Challenge! Observe and Evaluate Differential-Gap Control
Allow the program to cycle a few times. Report on the following:
Record the minimum and maximum overshoot temperatures.
Maximum overshoot _______________ Minimum Overshoot __________________
With your cursor, investigate time between cycles. Record these times below.
Time at which the heater first turned OFF (T1off) ____________
Time at which the heater turned back ON (T1on) ____________
Time at which the heater turned OFF again (T2off) ____________
Cycle time = (T2off) – (T1off) ____________
Experiment #5: Closed-Loop Control
Page 140 • Industrial Control Version 1.1
Project the switching point of the digital output down to the plotted temperature. Can you determine the
temperature at which switching occurred? Momentarily remove the 10-uF filter capacitor. Does the increase
in noise cause rapid cycling about the limits?

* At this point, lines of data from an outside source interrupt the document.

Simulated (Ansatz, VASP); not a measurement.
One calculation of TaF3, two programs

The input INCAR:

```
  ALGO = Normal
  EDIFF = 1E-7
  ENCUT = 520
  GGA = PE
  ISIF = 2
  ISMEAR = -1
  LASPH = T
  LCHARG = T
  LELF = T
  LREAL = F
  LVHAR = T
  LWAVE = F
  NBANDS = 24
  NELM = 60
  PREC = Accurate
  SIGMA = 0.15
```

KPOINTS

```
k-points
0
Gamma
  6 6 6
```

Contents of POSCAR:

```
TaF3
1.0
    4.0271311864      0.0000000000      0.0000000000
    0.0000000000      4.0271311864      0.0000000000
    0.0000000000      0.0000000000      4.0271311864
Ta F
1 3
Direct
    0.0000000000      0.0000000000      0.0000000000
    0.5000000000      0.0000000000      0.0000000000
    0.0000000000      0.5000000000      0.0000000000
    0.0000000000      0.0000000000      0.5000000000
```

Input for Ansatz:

Use the fan to change the disturbances to the process. Reset the program and watch the control action.
Describe any effect the new level of disturbance has on the overshoot and/or the cycling. Summarize how you
have changed the dynamics of your system.
Place a single glass marble in the canister. Restart the program and summarize how increasing the mass has
affected the process control action. Investigate the cycle time and overshoot.
Simple ON/OFF or Differential Gap?
Hopefully, the data that you have observed and recorded will reveal some important characteristics of these
two control modes. They both have advantages and disadvantages. Simple on-off control results in rapid
cycling of the heating element. Reported cycle times of less than one second could easily result if your system
has fast recovery or there is noise on the analog line. Rapid cycle time would not be acceptable if our heater
were being controlled by an electromechanical relay.
Notice, however, that the overshoot is approximately a half-degree and our average temperature is at the
desired setpoint. Compare this control response to that observed when Differential Gap has been added to
the On/OFF control.
With Differential-Gap control, you will notice fundamental differences in the control action.
1. Rapid cycling about the setpoint no longer occurs.
2. The minimum and maximum values still overshoot, but now beyond the limits.
3. Total cycle time between ON/OFF conditions is longer.
Increased cycle time and noise immunity about the setpoint are definite improvements over simple on-off
control. The tradeoff, however, is allowing the process to vary further from the desired temperature setpoint.
Obviously, an understanding of your process and its hardware will determine the appropriate control mode.